Suppose I have a df
like this:
stringOfInterest trend
0 C up
1 D down
2 E down
3 C,O up
4 C,P up
I want to plot this df
as a bar graph using pandas
. To obtain the proper grouped bar plots, I would like to group the data by the column df["trend"]
and then count the occurrence of df["stringOfInterest"]
for each letter.
As can be seen, some of this strings contain multiple letters separated by a ",".
Using
df.groupby("trend").stringOfInterest.value_counts().unstack(0)

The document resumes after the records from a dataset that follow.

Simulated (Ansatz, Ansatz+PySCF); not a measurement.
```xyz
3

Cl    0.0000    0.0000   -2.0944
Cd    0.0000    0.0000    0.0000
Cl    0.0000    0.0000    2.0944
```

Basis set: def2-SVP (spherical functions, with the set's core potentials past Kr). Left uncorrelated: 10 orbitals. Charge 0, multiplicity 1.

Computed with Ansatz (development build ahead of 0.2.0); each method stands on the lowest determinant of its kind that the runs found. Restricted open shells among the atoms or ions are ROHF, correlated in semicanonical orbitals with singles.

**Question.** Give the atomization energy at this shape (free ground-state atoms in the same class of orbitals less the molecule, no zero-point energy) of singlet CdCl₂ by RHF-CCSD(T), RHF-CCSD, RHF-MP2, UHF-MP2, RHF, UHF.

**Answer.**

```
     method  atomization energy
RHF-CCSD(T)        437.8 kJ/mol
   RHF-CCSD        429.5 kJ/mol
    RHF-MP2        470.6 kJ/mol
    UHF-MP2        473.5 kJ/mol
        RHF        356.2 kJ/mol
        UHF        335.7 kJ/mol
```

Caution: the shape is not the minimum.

produces the expected result:
trend down up
stringOfInterest
- 7.0 8.0
C 3.0 11.0
C,O NaN 2.0
C,P 1.0 1.0
D 1.0 2.0
E 15.0 14.0
E,T 1.0 NaN
However, I would like to count the occurrence of individual characters (C,E,D,...).
On the original df
this can be achieved like this:
s = df.stringOfInterest.str.split(",", expand = True).stack()
s.value_counts()
This typically generates something like this:
C 3
E 2
D 1
O 1
P 1
T 1
Unfortunately, this cannot be used here after the groupby()
in combination with unstack()
.
Maybe I am on the wrong track and some more elegant way would be preferred.
To clarify the plotting: For each letter (stringOfInterest), there must be two bars indicating the number of "up" and "down" trend(s).